The data is being harvested under the pretense of counter-terrorism operations by the agency, and includes records of international calls made by U.S. citizens. The program is a completely voluntary contractual arrangement, and was not prompted by a subpoena or court order.

“The C.I.A. protects the nation and upholds privacy rights of Americans by ensuring that its intelligence collection activities are focused on acquiring foreign intelligence and counterintelligence in accordance with U.S. laws,” said spokesman Dean Boyd, who would neither confirm nor deny the program.

“The C.I.A. is expressly forbidden from undertaking intelligence collection activities inside the United States ‘for the purpose of acquiring information concerning the domestic activities of U.S. persons,’ and the C.I.A. does not do so.”

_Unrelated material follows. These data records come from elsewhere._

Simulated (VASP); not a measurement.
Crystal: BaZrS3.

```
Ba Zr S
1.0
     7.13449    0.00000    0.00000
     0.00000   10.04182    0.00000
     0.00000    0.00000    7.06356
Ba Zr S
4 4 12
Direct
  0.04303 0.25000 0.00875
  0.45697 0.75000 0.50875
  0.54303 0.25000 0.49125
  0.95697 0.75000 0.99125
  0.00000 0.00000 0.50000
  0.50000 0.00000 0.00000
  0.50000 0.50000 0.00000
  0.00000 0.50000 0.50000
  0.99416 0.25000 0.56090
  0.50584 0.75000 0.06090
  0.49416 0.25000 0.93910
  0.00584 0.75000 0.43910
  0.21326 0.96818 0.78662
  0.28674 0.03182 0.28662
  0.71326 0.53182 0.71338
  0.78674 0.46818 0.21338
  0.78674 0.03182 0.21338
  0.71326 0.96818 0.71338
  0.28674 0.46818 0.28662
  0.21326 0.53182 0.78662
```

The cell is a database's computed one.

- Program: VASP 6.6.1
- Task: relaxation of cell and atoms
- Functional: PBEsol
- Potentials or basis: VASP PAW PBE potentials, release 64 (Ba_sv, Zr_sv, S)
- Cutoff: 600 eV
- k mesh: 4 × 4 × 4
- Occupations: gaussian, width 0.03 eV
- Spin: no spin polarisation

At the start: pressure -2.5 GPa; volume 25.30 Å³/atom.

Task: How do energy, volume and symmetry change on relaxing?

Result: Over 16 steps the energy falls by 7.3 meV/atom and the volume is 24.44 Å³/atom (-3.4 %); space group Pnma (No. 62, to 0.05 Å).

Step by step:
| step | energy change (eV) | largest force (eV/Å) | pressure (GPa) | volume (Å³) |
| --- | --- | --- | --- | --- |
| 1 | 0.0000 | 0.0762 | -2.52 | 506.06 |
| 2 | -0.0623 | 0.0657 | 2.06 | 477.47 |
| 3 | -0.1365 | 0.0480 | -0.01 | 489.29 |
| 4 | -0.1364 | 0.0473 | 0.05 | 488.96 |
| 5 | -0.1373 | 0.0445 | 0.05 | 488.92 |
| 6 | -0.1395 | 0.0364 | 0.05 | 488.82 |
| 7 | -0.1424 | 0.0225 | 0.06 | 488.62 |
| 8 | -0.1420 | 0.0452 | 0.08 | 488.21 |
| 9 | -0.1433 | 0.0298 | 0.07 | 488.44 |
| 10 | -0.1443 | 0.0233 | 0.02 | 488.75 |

The process involves the CIA supplying the phone numbers of international terrorism suspects so that AT&T can conduct searches its databases and produce call records intended to help the agency identify potential associates.

AT&T maintains that they do not provide the CIA with the identities or phone numbers of American citizens who place calls overseas, and that the arrangement does not violate any U.S. laws.

“We value our customers’ privacy and work hard to protect it by ensuring compliance with the law in all respects. We do not comment on questions concerning national security,” said AT&T spokesperson Mark Siegel.